One can argue that this form is derived from  *bōjn 'neck' (in old sources the word is usually reserved for neck  ornaments). Forms like mojɨn-ča-k, attested in Tat., Bashk., Nogh.,  Kirgh., as well as Chag. mɨnčaɣ, KBalk., Kum. minčaq should be probably  explained that way; but the form *bōn-čok itself may rather reflect  earlier *mōŋi-č`V(k`V) 'round ornament', with secondary contaminations.  Turk. > Russ. munčakъ, see Аникин 395.


----------



## fdb

aruniyan said:


> How are you so sure that Tamil _Mani_ borrowed from Sanskrit?
> Mani(bead) is a commonly used south Indian word, the root should be *maN* "retain, reside, stay there" and *Mani*=_retain/reside + not there to give(due to its spherical shape)_



Of course you cannot be really sure about anything. But the fact that Vedic maṇi- has well established parallels all across Indo-European does suggest that it is an IE word, not a loan word.

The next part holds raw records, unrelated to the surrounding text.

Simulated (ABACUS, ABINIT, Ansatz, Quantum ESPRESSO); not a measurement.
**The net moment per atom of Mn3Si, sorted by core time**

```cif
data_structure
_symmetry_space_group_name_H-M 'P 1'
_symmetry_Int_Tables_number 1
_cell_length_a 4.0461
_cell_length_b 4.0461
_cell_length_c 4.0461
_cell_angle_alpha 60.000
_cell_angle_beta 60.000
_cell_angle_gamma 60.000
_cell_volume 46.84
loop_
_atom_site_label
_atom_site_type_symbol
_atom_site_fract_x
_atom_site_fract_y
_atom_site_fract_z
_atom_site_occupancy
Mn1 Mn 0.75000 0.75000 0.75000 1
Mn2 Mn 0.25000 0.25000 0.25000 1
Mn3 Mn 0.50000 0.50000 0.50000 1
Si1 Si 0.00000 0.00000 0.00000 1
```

I do not understand why being spherical should make something ungiveable. It is true that a verb “man2” with the meaning “wait, remain” has been posited to explain a small number of passages in the Rg Veda, though not everyone accepts this interpretation (see Mayrhofer II, pp. 306-7). If correct, this would be a cognate of Latin manēre etc.


----------



## berndf

*We're getting a bit far away from the original question, aren't we?*


----------